Oh, that's a really good point. I think the closest I've done is NVIDIA profilin...

WithinReason · on Jan 30, 2023

> Currently, MaxPooling is one of the slowest operations per-byte of memory handled, I think due to the very slow indexed backprop.

Could be a bandwidth bottleneck. As a rule of thumb, transferring a float from DRAM to the GPU is equivalent to doing about a 100 multiply-adds, and pooling only does about one op per transferred value. Indexing should not be an issue with a half decent CUDA implementation.

Could you do a stride 2 convolution instead of stride 1 + pooling?

tysam_and · on Jan 30, 2023

I wiiiiish we could do stride 2. I have tried many schemes to get it to work, it would be a dream. The best I could guess would be a fused conv+max operator. It drops a very unreasonable amount with anything else (including 5x5, stride 2). Something about the sparse activations I think is playing very nicely with the high learning rate.

If it's not indexing, I'm not sure what quite it is. It's the backwards pass that is slow (all in GPU of course), like super slow. If I was able to crack out Triton I would just make a bitmask, nearest neighbor expand the incoming gradients and multiply against the bitmask. On the GPU, gather-like ops have been slow in Pytorch from what I've seen, but your comment is making me scratch my head as to what that could be now.

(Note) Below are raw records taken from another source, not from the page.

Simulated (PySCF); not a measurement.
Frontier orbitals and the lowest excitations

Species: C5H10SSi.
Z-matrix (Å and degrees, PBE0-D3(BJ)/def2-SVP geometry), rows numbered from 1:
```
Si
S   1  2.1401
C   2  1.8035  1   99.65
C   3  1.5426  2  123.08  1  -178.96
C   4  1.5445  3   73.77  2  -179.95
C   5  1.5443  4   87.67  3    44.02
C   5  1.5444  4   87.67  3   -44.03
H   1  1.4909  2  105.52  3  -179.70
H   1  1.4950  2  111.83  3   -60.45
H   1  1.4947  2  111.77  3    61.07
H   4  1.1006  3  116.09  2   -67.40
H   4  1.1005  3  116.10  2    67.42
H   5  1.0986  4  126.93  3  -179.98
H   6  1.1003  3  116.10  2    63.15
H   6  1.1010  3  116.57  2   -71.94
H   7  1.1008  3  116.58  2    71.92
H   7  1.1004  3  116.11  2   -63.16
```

Hm.... very interesting. Thanks for letting me know. Very curious. I'll have to take a look at that.

WithinReason · on Jan 30, 2023

If only the backward pass is slow that is strange. Maybe it is an issue with the CUDA implementation. A 2x2 stride 2 pooling should be simple, but if it's using a parametrized general max pooling kernel then the implementation would be more complex than a specialised one. How much slower is it than the forward pass?